Reputation: 817
Let's say I have data in the following format:
group_id | entity_id | value
A a1 5
A a2 3
A a3 2
B b1 10
B b2 8
B b3 11
C c1 2
C c2 6
C c3 NaN
Table 1.
So each group (A/B/C) will have 3 entities, guaranteed. And each entity has a corresponding value (sometimes NaN if non-existent).
I want to make reshape this data from the existing format to...:
group_id | entity_1 | entity_2 | entity_3
A 5 3 2
B 10 8 11
C 2 6 NaN
Table 2.
Where entity_1/entity_2/entity_3 correspond to a1/a2/a3 (or b1/b2/b3, c1/c2/c3) respectively.
How do I do this?
One solution I found was to use the pivot function so...
df.pivot(index='group_id', columns='entity_id', values='value')
But as I understand it, the problem with this is that the columns for the entities in the resulting reshaped pivot table will not be in the format I wanted above in Table 2 -- this is important for some downstream stuff I'm doing with the data.

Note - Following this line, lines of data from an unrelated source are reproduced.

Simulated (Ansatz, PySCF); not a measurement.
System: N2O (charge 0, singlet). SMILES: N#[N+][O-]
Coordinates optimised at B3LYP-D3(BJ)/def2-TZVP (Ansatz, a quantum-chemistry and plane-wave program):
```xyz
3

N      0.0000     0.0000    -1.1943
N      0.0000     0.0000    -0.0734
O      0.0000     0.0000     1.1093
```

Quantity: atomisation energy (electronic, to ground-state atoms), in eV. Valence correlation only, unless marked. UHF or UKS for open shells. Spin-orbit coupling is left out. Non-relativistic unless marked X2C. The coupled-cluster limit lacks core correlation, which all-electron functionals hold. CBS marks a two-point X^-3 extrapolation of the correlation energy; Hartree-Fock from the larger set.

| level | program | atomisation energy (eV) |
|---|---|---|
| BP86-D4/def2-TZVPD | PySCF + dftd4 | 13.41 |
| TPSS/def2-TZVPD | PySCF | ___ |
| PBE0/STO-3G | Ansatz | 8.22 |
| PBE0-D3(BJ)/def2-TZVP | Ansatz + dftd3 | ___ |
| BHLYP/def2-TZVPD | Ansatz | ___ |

I might be asking a stupid question but I had trouble finding ways to use the existing pivot/melt functions to go from long to wide in the way that I described above. Can anyone help me out?
I'm happy to provide more details if necessary, just let me know!
Upvotes: 6
Views: 4854
Reputation: 862541
You can use pivot
and new columns are last value of column entity_id
extracted by indexing with str:
df = pd.pivot(index=df.group_id, columns=df.entity_id.str[-1], values=df.value)
.add_prefix('entity_')
.rename_axis(None, axis=1)
.reset_index()
print (df)
group_id entity_1 entity_2 entity_3
0 A 5.0 3.0 2.0
1 B 10.0 8.0 11.0
2 C 2.0 6.0 NaN
Solution with cumcount
:
df = pd.pivot(index=df.group_id,
columns=df.groupby('group_id').cumcount() + 1,
values=df.value)
.add_prefix('entity_')
.reset_index()
print (df)
group_id entity_1 entity_2 entity_3
0 A 5.0 3.0 2.0
1 B 10.0 8.0 11.0
2 C 2.0 6.0 NaN
Another solution with groupby
and apply
, last reshape by unstack
:
df = df.groupby("group_id")["value"]
.apply(lambda x: pd.Series(x.values))
.unstack()
.add_prefix('entity_')
.reset_index()
print (df)
group_id entity_0 entity_1 entity_2
0 A 5.0 3.0 2.0
1 B 10.0 8.0 11.0
2 C 2.0 6.0 NaN
If need count from 1
:
df = df.groupby("group_id")["value"].apply(lambda x: pd.Series(x.values))
.unstack()
.rename(columns = lambda x: x+1)
.add_prefix('entity_')
.reset_index()
print (df)
group_id entity_1 entity_2 entity_3
0 A 5.0 3.0 2.0
1 B 10.0 8.0 11.0
2 C 2.0 6.0 NaN
Upvotes: 6